LeBlanc and Tina Gary, a 20-year a bus driver at Hathaway High School, said they are grateful for the stipends, but feel they are inequitable.

They urged the board to consider an across-the-board pay for all employees regardless of degrees, positions and hours worked. Stipends are given across-the-board in other parishes, LeBlanc said.

“This is a stipend that you get one time, everybody in this office and this school parish work just as hard to get this money, so why has it always been divided into someone with a degree and someone without a degree,” Gary said. “Why can’t it be given across-the-board fairly because it is a one-time thing.”

Gary said bus drivers have a lot of responsibility to get students to and from school safely and often begin their day before daylight.

“With no disrespect to anybody, but I know what teachers do day in and day out and the paperwork they bring home,” board member Paul Trahan said. “Loading lesson plans on Saturdays and Sundays and in the summer when they are not paid. Bus drivers run five days a week. The average teacher does not work five days a week.”

After a lengthy discussion, the board voted 8-3 to table the measure with board members Charles Bruchhaus, Terry Leger and Paul Trahan voting against delaying it until next month. Board members David Capdeville and David Doise were absent. All other board members voted in favor of tabling the plan.

Superintendent Kirk Credeur said there are a million ways that the board can come up with a different plan.

“Sometimes it’s very difficult because there is no formula of how you divide it and what’s one person’s definition of fair and not the other person’s definition of fair,” Credeur said. “The concern I have now is there are literally millions of ways for this to be done, so we are going to have to create some different options.”

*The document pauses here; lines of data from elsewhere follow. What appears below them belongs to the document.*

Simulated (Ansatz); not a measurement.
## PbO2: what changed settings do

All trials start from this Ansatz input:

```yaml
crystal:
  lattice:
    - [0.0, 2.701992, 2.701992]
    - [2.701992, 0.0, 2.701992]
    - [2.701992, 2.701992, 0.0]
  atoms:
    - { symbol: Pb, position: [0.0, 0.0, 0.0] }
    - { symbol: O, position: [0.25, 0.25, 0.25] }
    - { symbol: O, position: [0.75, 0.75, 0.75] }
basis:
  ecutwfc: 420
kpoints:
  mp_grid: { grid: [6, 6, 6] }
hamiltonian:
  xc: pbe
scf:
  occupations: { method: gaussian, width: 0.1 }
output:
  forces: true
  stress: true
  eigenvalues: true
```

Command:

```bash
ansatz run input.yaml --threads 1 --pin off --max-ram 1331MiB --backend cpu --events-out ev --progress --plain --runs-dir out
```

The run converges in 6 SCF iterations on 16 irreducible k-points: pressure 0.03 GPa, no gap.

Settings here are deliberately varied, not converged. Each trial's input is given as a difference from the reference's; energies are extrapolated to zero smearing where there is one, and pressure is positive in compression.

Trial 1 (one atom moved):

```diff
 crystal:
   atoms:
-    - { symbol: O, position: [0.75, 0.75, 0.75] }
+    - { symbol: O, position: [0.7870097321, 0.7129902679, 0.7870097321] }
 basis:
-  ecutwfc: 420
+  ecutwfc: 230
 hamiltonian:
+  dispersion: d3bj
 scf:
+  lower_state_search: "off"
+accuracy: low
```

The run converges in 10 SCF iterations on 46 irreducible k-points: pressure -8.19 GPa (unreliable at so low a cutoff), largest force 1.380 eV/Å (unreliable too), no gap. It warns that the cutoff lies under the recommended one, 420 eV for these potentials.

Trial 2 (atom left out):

He said the difficulty comes in the various levels of degrees, experience and work hours because all employees are different.

“Twenty to 30 years ago we felt blessed that the board would give us money,” he continued. “Today when we give our money it just seems like it’s a great challenge and that just disappoints me that it has become that, but it does.”

Money for the stipends are from a $2.6 million budget surplus.